Were Lane Kiffin’s Lamar Jackson tweets an NCAA violation?

By the letter of the law it kinda looks like it. And the NCAA is the embodiment of a letter of the law organization.

NCAA Football: Florida Atlantic at Wisconsin
NCAA Football: Florida Atlantic at Wisconsin
Jeff Hanisch-USA TODAY Sports

Lamar Jackson sent two tweets on Wednesday, ya know, just a normal day on the app. One of which expressed the South Florida native’s love for his mother and another in which the Heisman Trophy winner stunted a little about his performance against FSU.

In a vacuum, no problem there. But then, FAU coach Lane Kiffin quote tweeted them in two posts that are now deleted.

Kiffin is no stranger to Twitter, and gets these tweets off about an array of things on his feed. After practice Wednesday he played a little coy with the whole deal.

But there is the threat of legitimate NCAA violation to deal with.

The applicable portion from bylaw 13.1.1.3 in the NCAA’s Division I manual regarding potential transfers (emphasis ours):

An athletics staff member or other representative of the institution’s athletics interests shall not make contact with the student-athlete of another NCAA or NAIA four-year collegiate institution, directly or indirectly, without first obtaining the written permission of the first institution’s athletics director (or an athletics administrator designated by the athletics director) to do so, regardless of who makes the initial contact.

The NCAA’s website also has a form about permissions to contact student-athletes

Signing a National Letter of Intent ends the recruiting process because participating schools are prohibited from recruiting student-athletes who have already signed letters with other participating schools.

I highly doubt Kiffin received written permission to tweet at Jackson, but because the NCAA errs on the side of over prosecuting even the minor things, this might become something that rises to the level of even a minor violation for a couple reasons.

If you think another school isn’t petty enough to report this as a violation you are very mistaken.

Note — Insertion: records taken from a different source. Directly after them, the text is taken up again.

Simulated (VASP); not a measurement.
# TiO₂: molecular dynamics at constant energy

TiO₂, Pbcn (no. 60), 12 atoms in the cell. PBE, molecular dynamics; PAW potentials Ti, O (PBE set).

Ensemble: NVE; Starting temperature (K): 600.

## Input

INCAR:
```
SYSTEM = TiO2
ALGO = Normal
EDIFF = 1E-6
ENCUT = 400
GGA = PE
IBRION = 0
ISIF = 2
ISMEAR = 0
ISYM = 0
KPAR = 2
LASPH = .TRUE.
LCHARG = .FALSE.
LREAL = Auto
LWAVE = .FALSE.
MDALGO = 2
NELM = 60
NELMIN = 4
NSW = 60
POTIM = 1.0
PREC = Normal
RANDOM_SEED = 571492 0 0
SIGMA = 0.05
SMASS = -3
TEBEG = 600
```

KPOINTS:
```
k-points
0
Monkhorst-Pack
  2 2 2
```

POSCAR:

While mutually assured destruction typically holds folks back from reporting minor violations against rival schools, it does happen. In 2014, Yahoo Sports reported that someone with ties to the Miami program flagged former Florida assistant Joker Phillips for having committed a violation. Phillips ended up resigning, and the NCAA Committee On Infractions levied no further penalties on the Gators after review.

Reporting Kiffin could be a small way that a rival school could get back at FAU for dominating on the recruiting trail in Conference USA adjusted terms. Kiffin’s also narrowly skirted NCAA violations before. While his staff was found to have committed 12 while he was at Tennessee, Kiffin was only tagged with a failure to monitor his charges, and not a specific violation.

If you think FAU isn’t going to or shouldn’t self-report this as a minor violation, you don’t know the granular nature of what schools self-report for.

The NCAA relies on people to report violations to them. It doesn’t have a police force that visits campus. That means that the vast majority of violations are reported by the member schools themselves. It’s purely in the interest of covering their own rear ends. It’s better to come clean and fess up to every little thing than have the NCAA find out later.

Here are some things Alabama self-reported for this summer.

- A player participated in an impermissible promotional activity

- A mid-year enrollee tweeting about hosting a specific recruit.

- There were two instances of communication with recruits prior to the allowed window.

- There was impermissible in-person contact with a recruit

- The allowance of an impermissible recruiter to be present during an off-campus meeting.

There was another infamous case in which a West Coast Conference school self-reported a golfer washing her car with a hose on campus as an impermissible benefit back in 2013. The woman was required to pay $20, which the NCAA determined was the cost of the water and hose used.

We’ve reached out to FAU for comment on whether the school will self-report Kiffin’s tweets.

I don’t think anyone really believes this is Kiffin actually actively trying to pry Jackson away from Louisville, he’s pretty much just tweeting like the rest of us do. But this is college football, and when it comes to the NCAA it’s better to be safe than sorry.